OMAHA, Neb. (KMTV) — The Nebraska Supreme Court ordered a new hearing Friday in a dispute over who should pay the lawyer who represented landowners against the developer of the Keystone XL pipeline when the company was trying to gain access to their land.
The landowners along the old proposed route have argued that TC Energy, formerly TransCanada, should pay their attorneys’ legal fees.
Company officials had tried to invoke eminent domain so they could run the pipeline through the property of 40 Nebraska landowners who objected to the project on their land.
Those cases were still pending when the state Supreme Court issued a separate ruling that threw into question whether the company’s planned route through Nebraska was constitutional. In response, TC Energy dropped its eminent domain cases and chose to reapply for a new route, but landowners argued that the company should have to pay the costs of the lawyer who agreed to represent them.
An Antelope County judge initially ruled in favor of the landowners and ordered TC Energy to pay their legal fees, but the company appealed. A district court judge who heard the case reversed the decision and sent the case back to the county court for another hearing.
Meanwhile, the state Supreme Court ruled in a similar case that TC Energy didn’t have to pay the legal fees of landowners in two other counties.
Based on that ruling, the Antelope County judge concluded that a new hearing wasn’t necessary. The landowners appealed that decision to the district court, which again ordered the county court to hold a hearing. TC Energy responded by appealing to the Nebraska Supreme Court to resolve the dispute.
“By concluding that the ordered ‘rehearing’ was pointless ... the county court deviated from the district court’s mandates, which it lacked the authority to do,” Justice John Freudenberg wrote in the opinion.
The 1,200-mile (1,930-kilometer) Keystone XL pipeline would transport up to 830,000 barrels (35 million gallons) of crude oil daily from western Canada to U.S. refineries.
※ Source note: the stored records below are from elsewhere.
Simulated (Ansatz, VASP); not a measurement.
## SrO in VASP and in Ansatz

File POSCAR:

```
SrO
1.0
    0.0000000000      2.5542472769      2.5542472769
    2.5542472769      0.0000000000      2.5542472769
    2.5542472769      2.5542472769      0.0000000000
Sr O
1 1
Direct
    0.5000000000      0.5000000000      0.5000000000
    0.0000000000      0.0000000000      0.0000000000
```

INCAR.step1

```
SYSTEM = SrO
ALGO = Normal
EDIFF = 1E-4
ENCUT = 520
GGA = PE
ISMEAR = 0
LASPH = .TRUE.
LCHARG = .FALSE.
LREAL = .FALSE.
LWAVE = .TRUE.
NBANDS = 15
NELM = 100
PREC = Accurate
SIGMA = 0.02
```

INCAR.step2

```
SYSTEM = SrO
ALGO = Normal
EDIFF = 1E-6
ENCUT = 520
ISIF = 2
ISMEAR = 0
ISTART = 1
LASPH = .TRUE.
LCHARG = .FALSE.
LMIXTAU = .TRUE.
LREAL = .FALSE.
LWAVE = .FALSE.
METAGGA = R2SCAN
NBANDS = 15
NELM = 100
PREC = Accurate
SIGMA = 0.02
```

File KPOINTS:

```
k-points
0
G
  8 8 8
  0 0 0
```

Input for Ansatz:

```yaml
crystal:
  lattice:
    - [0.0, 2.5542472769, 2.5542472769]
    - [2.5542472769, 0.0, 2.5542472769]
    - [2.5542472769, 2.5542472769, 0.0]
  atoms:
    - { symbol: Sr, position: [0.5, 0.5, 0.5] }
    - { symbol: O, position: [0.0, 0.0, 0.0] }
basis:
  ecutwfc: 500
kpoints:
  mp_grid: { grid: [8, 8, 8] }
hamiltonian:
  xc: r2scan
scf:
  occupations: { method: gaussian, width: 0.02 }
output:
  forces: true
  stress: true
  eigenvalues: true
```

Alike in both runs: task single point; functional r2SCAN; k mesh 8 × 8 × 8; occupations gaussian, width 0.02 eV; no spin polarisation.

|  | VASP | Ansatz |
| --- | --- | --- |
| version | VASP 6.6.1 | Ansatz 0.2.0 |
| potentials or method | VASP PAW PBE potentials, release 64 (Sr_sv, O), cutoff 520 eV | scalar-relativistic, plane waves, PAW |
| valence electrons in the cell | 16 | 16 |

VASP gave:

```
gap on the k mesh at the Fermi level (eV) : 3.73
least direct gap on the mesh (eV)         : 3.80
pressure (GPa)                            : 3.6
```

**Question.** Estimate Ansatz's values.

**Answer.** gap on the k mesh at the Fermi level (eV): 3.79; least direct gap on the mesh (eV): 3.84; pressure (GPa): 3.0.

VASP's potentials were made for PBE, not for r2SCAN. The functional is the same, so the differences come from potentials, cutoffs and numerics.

It was rejected under the Obama administration over climate change worries and other environmental concerns, but was revived after President Donald Trump took office.
If completed, the pipeline would carry oil from Canada through Montana, South Dakota and Nebraska, where it would connect to an existing pump station in Steele City, Nebraska. From there it would continue through Kansas, Oklahoma and Texas until it reaches Gulf Coast refineries.